Toronto Can Meet Future Power Needs Without Gas or Nuclear, New Analysis Shows

03 05 2025 | 16:50Gaye Taylor / ENERGY MIX

Over 50% of Toronto’s projected surge in electricity demand could be fulfilled cost-effectively within city limits using demand-side management, rooftop solar, and storage, concludes a new analysis by Environmental Defence Canada, produced as part of an effort to engage with Torontonians about the future of their power mix.

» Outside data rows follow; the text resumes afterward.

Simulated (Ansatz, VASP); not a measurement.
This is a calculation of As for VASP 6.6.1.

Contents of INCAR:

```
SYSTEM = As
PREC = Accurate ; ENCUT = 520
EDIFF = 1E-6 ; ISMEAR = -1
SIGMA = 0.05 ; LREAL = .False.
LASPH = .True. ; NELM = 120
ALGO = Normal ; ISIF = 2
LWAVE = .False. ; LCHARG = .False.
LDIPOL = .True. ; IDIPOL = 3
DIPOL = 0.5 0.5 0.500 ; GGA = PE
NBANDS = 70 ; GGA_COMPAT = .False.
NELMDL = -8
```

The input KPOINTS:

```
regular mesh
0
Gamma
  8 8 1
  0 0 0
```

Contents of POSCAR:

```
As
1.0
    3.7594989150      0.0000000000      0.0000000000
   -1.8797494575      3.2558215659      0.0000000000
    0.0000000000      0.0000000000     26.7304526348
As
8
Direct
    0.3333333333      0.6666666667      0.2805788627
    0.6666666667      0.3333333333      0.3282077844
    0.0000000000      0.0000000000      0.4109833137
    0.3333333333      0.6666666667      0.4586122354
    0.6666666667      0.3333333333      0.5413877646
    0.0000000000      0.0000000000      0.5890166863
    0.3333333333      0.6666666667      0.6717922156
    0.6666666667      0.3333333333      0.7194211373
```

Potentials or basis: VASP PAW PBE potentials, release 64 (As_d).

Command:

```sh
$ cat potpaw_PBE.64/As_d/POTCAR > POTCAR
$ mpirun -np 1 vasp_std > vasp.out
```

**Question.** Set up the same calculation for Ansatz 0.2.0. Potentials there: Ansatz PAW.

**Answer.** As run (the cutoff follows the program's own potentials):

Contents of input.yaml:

Critical consultations with Ontario’s Independent Electricity System Operator (IESO) are now under way to determine how Canada’s largest city and its surrounding regions will power themselves through the next decades. In a newly released [pdf] “high-level vision” for electricity planning, Environmental Defence concludes that more gas or nuclear power is not the answer. Senior program manager Aliénor Rougeot told The Energy Mix this is especially true after the Trump administration’s recent economic attacks on Canada, which highlight the risks of relying on fossil fuels imported from the United States.

Conservation, Rooftop Solar, Storage Suffice

Toronto currently consumes about 24 terawatt-hours (TWh) of electricity annually, with peak demand reaching 4,700 megawatts (MW) in 2023. Based on the IESO’s projections for 2035—6,300 MW in summer and 7,000 MW in winter—Environmental Defence estimates the city’s annual electricity use will rise to 34–37 TWh by then, an increase of 10–13 TWh from today.

Toronto could supply over 50% of this projected demand increase by 2035 through three key measures, the analysis suggests:

• Demand-response programs: Energy efficiency retrofits, smart thermostats, commercial and industrial flexibility programs, and EV load shifting could cut annual electricity use by 3.6 TWh.

• Rooftop solar expansion: Peppering photovoltaics on 50% of suitable rooftops could generate about 4.9 TWh per year. Toronto’s climate plan already pledges 100% rooftop coverage by 2050.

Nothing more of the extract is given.